The novel of situation is a different matter. The situation, instead of being imposed from the outside, is the kernel of the tale and its only reason for being. It seizes the characters in its steely grip, and jiu-jitsus them into the required attitude with a relentlessness against which only genius can prevail. In every form of novel it is noticeable that the central characters tend to be the least real. This seems to be partly explained by the fact that these characters, survivors of the old “hero” and “heroine,” whose business it was not to be real but to be sublime, are still, though often without the author’s being aware of it, the standard-bearers of his convictions or the expression of his secret inclinations. They are his in the sense of tending to do and say what he would do, or imagines he would do, in given circumstances, and being mere projections of his own personality they lack the substance and relief of the minor characters, whom he views coolly and objectively, in all their human weakness and inconsequence. But there remains another reason, less often recognized, for the unreality of novel “heroes” and “heroines,” a reason especially applicable to the leading figures in the novel of situation. It is that the story is about them, and forces them into the shape which its events impose, while the subordinate characters, moving at ease in the interstices of the tale, and free to go about their business in the illogical human fashion, remain real to writer and readers.

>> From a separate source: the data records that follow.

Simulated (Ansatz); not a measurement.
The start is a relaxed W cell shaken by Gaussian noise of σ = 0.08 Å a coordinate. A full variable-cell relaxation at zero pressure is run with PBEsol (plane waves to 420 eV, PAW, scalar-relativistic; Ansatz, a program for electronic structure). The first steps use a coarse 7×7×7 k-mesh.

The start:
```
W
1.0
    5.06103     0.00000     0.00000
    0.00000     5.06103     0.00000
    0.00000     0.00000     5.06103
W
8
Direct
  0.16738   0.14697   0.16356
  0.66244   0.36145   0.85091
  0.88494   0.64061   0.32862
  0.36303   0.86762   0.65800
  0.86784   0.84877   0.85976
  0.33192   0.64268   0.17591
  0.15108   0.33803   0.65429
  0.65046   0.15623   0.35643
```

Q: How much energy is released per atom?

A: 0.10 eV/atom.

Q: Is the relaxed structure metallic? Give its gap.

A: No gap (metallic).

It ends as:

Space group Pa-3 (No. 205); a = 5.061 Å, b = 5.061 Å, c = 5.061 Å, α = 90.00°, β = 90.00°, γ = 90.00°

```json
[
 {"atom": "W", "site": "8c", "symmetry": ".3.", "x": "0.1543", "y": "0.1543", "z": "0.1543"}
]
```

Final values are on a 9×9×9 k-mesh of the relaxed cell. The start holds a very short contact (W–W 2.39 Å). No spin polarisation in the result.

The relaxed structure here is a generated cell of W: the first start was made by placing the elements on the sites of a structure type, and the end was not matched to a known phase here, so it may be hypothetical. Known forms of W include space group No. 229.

This fact, exemplified in all novels, becomes most vivid in the novel of situation, where the characters tend to turn into Laocoöns, and die in the merciless coils of their adventure. This is the extreme point of the difference between the novel of situation and of character, and the cause of the common habit of regarding them as alternative methods of fiction.

III

The thoughtful critic who would be rid of the cheap formulas of fiction-reviewing, and reach some clearer and deeper expression of the sense and limitations of the art, is sure to resent the glib definition of the novel of situation and the novel of character (or manners) as necessarily antithetical and mutually exclusive. The thoughtful critic will be right; and the thoughtful novelist will share his view. What sense is there in such arbitrary divisions, such opposings of one manner to another, when almost all the greatest novels are there, in their versatility and their abundance, to show the glorious possibility of welding both types of fiction into a single masterpiece?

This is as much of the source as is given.